Monday, Jun. 22, 1970

Finch's Try for Vindication

DESPITE Robert Finch's many problems in running the Department of Health, Education and Welfare, he requested six more months in that post when the President asked him to join the White House staff. In an interview with TIME Correspondent Simmons Fentress, Finch said: "I told him you have some good periods and bad periods in a department that big, and we had some things coming up. I told him I wanted to go out on the upbeat. He wouldn't accept it. He said he had some other moves he wanted to make, and he felt a strong need to do it then."

One move, it developed last week, was the firing of James Allen as Commissioner of Education--a decision made in the White House but ex- ecuted by Finch in his last days as HEW Secretary. Many HEW staffers were already restive over the department's inability to withstand conservative pressure from the White House; had Finch stayed on after Allen's dismissal, a further result of that pressure, his position in HEW would have been further undermined.

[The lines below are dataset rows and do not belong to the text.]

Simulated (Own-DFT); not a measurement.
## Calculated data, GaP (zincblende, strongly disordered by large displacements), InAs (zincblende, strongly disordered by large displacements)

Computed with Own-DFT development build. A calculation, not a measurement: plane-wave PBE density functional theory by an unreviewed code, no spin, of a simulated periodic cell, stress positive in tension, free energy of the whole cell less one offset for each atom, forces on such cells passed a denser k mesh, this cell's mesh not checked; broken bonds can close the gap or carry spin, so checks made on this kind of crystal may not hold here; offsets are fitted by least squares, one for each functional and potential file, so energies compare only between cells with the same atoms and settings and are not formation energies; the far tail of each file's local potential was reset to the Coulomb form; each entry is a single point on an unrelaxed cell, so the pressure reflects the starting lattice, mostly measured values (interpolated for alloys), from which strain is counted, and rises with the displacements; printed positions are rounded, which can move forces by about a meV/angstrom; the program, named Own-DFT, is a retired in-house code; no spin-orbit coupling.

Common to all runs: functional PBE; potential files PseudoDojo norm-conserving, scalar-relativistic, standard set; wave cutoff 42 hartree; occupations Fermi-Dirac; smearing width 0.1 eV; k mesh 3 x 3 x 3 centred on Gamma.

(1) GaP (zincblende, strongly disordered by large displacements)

Finch was painfully aware of the internal criticism of his stewardship. Shortly before Nixon informed him of his transfer to the White House, Finch, while taking a doctor's-orders rest, was planning to cope with those objections. His aim, as one associate put it, was to be "more assertive, provide stronger leadership, get more policy attack." Thus his desire for another six months in which to vindicate himself.